Thursday’s executive order from Gov. Tina Kotek left teachers, school board members and superintendents confused about how the sweeping prohibition on cutting instructional time would work, as the end of the school year approaches and as school districts prepare to finalize budgets for the upcoming year.

Since the governor’s announcement Thursday morning, a few things have changed or been clarified:

  • This executive order will not change the school calendar for any district that has already cut school days for financial reasons.
  • Currently, Oregon school districts can count up to 30 hours of professional development and up to 30 hours of parent/teacher conferences as instructional time. Kotek’s order initially appeared to end that practice immediately. But that change will go through a more extensive regulatory process first, and will include opportunities for public engagement to the Oregon State Board of Education.

School communities across the state may appreciate the more careful look at how to factor in the time teachers spend receiving professional development or conducting parent-teacher conferences.

But Oregon’s education system is made up of over 200 school districts and education service districts. And in a state with strong local authority over education decisions, there are differences in both how much instructional time students get and how they will respond to this news. Here’s what we know right now.

The state doesn’t really know how many districts have cut days

After OPB reported last month on furlough days in four Oregon school districts, we learned of two other districts with furlough days on the calendar. In addition to Portland, Reynolds, St. Helens and West Linn-Wilsonville, the Canby School District has five furlough days this year and Gladstone has six.

When asked how many districts have cut instructional time this year, Gov. Kotek said at least a half dozen. The Oregon Department of Education does not collect this data. When OPB asked the Oregon Education Association (whose local unions often have to reach contract agreements with their districts to allow furlough days), their list was incomplete.

One thing Kotek’s executive order does is require ODE to report annually, district by district, how much instructional team students receive.

There are inequities among districts in instructional time and how they fill funding gaps

It might be obvious, but the school year doesn’t look the same in every district across Oregon. But the reasons vary.

Take Lake Oswego. Kate Lupton, who appeared at Kotek’s press conference announcing the executive order, has two kids in the school system there. Through a Lake Oswego levy that’s been renewed since 2000, Lupton said the district has avoided cutting school days to save money. She also credited Lake Oswego’s executive team with being good stewards of the district’s funds.

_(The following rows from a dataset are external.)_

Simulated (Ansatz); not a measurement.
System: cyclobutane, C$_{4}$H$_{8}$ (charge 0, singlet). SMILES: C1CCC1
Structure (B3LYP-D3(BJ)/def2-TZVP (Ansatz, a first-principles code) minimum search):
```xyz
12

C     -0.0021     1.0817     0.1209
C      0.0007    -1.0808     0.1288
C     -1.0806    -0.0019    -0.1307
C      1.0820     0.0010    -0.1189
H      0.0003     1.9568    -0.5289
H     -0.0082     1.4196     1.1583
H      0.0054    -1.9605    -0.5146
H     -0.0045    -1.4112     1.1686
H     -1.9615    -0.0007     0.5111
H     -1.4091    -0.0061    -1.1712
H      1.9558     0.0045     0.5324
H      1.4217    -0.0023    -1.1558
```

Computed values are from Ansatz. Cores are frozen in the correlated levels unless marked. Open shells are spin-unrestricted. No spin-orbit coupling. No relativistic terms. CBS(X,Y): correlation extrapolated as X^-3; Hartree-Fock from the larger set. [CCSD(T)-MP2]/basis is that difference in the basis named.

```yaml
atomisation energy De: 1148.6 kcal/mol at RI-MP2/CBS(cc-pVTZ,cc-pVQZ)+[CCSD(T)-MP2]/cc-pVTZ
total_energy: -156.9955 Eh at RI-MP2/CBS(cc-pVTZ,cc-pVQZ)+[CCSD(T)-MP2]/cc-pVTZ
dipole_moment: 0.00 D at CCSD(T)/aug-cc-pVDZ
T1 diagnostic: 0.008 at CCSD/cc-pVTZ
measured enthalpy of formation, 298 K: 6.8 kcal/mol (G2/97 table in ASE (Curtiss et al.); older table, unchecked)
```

“We are able to keep everything the same,” she said. “It’s complicated, because not every district has that.”

She’s right. Almost every election, there are school districts that are unable to pass a levy.

But the number of instructional hours Lake Oswego students have is on average lower than others in the metro area. That’s according to Sarah Pope, executive director of Stand For Children. Her organization commissioned a report from ECOnorthwest to study instructional time district by district.

“It’s been great they haven’t had to reduce instructional time this year … they are on average lower than other districts in the metro area,” Pope said.

The ECOnorthwest district-by-district data is not available publicly yet. But Pope said the variability is “very extreme.” An analysis by The Oregonian/OregonLive found wide variation of schools in the Portland area.

“We have regions in every quadrant of our state that are high and are low,” Pope said.

“And I think the question that we need to ask ourselves is, ‘How is that possible when we have supposedly equalized funding?’”

Some districts are taking Lake Oswego’s approach. Newberg School District is asking voters to pass a levy next month. According to the filing documents, Newberg projects a $4.5 million funding gap for next school year. They don’t have the reserves to cover it. They include five school days as a possible consequence of the funding gap. But should voters approve a levy, it would provide an estimated $6 million a year and ensure a full academic school year, the district wrote.

Riverdale, like Lake Oswego, has been going to voters for local funding since 2000. This May, the levy is up again.

“If approved, this measure would provide additional funding to support Riverdale’s instructional programs, staffing, and general operations,” district officials shared in their filing document. “If not approved, the District would need to reduce it’s 2026-27 budget by more than $1,000,000, the estimated equivalent of cutting seven teachers or 23 school days.”

Kotek says emergency funds is not an option

When Oregon legislators met in a short session earlier this year, they kept education funding at the same level they had set a year ago, at the beginning of the biennium. But the advocacy of school leaders, staff and parents for Oregon to tap into its Education Stability Fund for schools was not successful.

Kotek reiterated that during her press conference.

“I know there’s a call for tapping into the Education Stability Fund,” Kotek said. “That would take legislative leadership and decision to do that. I’m not hearing that from our legislators.”

Kotek said districts need to figure out their budgets without that additional money, and without cutting instructional time.

“When you tap into those funds, they would be distributed across all school districts,” Kotek said. “Not every school district is having similar budgetary challenges.”

Districts are still confused - and in trouble

As district leaders plan to present their budgets for next school year, confusion about Kotek’s executive order remains. In the Reynolds School District, where leaders are facing a $20 million deficit, district officials have already announced plans for cuts across the board.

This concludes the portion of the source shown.